[solved] Concurrency - API request then update database

I am getting emails from a database and then checking their spam score. There are duplicate emails in the database. I can group the results by the email hash to get a list of unique emails. This way I don’t check the spam score of the same email more than once. After I have the spam score for an email, I want to update all the rows in the database that have that hash.

So, to do this, I thought I could have a few workers querying the API, another goroutine to query the database to get all the records I need. Then have a function to save the records as the API returns results. It doesn’t matter what order I do this, so I thought this would be a good opportunity to learn about concurrency.

I’ve tried several variations of the code below. The output is also below. The program never quits. I think I’m having a hard time figuring out where to close which channel.

Thank you :slight_smile:

package main

import (
	"log"
	"strconv"

	"github.com/fatih/color"
	"github.com/golevi/comint/models"
	"github.com/golevi/spamcheck"
)

func worker(in, out chan models.Email) {
	for email := range in {
		color.Yellow("Working %s\n", email.Hash)
		scr := spamcheck.NewRequest(email.Mail)
		resp, err := scr.CheckScore()
		if err != nil {
			log.Println(err)
		}
		score, err := strconv.ParseFloat(resp.Score, 64)
		email.SpamScore = score
		out <- email
		// log.Println(email.Hash, email.SpamScore)
	}
	color.Yellow("Worker quitting")
}

func sendWorkIn(in chan models.Email, limit int) {
	var emails []models.Email
	models.GetDB().Select("hash").Group("hash").Where("spam_score = 0").Limit(limit).Find(&emails)
	color.Red("Found %d hashes", len(emails))

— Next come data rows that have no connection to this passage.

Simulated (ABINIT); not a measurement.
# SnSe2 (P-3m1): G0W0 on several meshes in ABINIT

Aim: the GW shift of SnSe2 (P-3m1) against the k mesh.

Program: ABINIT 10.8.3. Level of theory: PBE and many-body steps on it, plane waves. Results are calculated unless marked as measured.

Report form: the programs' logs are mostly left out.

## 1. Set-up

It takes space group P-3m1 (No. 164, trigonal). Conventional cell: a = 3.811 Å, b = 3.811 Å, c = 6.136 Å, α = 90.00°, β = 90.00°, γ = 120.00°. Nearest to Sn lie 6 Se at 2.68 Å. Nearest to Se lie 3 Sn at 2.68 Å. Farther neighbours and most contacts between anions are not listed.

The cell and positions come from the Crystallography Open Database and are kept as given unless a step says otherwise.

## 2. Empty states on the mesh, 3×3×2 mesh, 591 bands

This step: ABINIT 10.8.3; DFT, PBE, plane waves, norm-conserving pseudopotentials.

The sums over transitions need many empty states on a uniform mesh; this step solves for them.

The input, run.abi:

	for _, email := range emails {
		color.Cyan("Sending %s\n", email.Hash)
		in <- email
	}
	close(in)
	color.Red("Finished sending emails")
}

func receiveResults(out chan models.Email, limit int) {
	color.Red("Receiving results...")
	tx := models.GetDB().Begin()
	for i := 0; i < limit; i++ {
		email := <-out
		tx.Model(models.Email{}).Where("hash = ?", email.Hash).Updates(models.Email{SpamScore: email.SpamScore})
		color.Green("Updated %s\n", email.Hash)
	}
	tx.Commit()
	color.Red("Finished updating database")
}

func main() {
	in, out := make(chan models.Email), make(chan models.Email)
	color.Red("Starting...")

	workers := 10
	for i := 0; i < workers; i++ {
		go worker(in, out)
	}
	limit := 100
	go sendWorkIn(in, limit)
	// wait for all the work to get done
	receiveResults(out, limit)
}

Instead of:

for {
    select {
    case <-out:
        email := <- out
        // ...

Howabout just:

for email := range out